Ten-million Afghans are registered to vote in the presidential election that will take place on October 9th. For the first free presidential election in the history of Afghanistan, women will be voting just like men. In fact, more than forty-percent of the registered voters are women. Many of the registered voters are refugees voting with their feet by returning to their homeland. At last count, two-million-three-hundred-thousand Afghan refugees have returned home since the radical Islamic Taleban regime was overthrown.
Women have been appointed to important posts in the interim Afghan government and a woman is running for President. Afghanistan’s minister of health is Suhaila Seddiq; the minister of women’s affairs is Habiba Sorabi; and Sima Samar is head of the human rights commission. U.S. Secretary of State Colin Powell says progress is being made:
“I went to a registration site on one of my recent trips, and it was a registration place for women to register to vote. And to sit in that school and see a line of women going outside the building and around, waiting to register to vote and not leaving until they had their voter registration card. Some of them were completely covered, as is their choice. Half of them were not so covered. But they all wanted to be part of a new Afghanistan.”

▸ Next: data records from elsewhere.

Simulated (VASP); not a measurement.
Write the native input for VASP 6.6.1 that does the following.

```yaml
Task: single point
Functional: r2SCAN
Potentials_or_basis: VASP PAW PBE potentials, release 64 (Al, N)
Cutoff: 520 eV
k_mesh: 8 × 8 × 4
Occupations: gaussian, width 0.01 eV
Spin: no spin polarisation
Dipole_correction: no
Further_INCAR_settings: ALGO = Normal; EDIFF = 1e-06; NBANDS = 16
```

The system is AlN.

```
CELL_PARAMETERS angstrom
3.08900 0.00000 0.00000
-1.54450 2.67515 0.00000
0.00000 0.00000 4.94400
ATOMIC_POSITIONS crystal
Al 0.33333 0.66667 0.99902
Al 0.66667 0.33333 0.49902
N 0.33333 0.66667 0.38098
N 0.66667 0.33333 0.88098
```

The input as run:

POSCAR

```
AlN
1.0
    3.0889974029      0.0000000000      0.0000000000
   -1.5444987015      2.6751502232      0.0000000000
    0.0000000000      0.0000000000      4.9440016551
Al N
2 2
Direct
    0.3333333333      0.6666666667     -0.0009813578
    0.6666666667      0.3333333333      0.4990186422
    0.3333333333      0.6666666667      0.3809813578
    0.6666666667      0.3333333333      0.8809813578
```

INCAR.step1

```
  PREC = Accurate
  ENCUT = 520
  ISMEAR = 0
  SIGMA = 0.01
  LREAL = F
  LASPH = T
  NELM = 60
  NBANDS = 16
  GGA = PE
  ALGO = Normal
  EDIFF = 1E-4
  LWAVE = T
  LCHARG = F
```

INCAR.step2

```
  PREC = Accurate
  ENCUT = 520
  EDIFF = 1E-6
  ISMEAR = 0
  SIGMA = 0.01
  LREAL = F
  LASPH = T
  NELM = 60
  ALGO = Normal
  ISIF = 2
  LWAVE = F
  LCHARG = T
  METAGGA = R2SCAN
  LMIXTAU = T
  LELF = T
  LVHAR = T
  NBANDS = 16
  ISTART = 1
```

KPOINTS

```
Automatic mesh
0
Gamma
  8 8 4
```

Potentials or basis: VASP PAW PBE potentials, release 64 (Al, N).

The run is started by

Malaly Volpi is director of the Policy Council on Afghan Women, a coalition of Afghan and U.S. organizations. She says their lack of education still puts women at a disadvantage when it comes time to vote but:
“The ballots will have pictures and signs of the candidates."
President George W. Bush says, “The Afghan people face continued struggles in rebuilding their government and the nation. But the days when women were beaten in streets and executed in soccer fields are over.”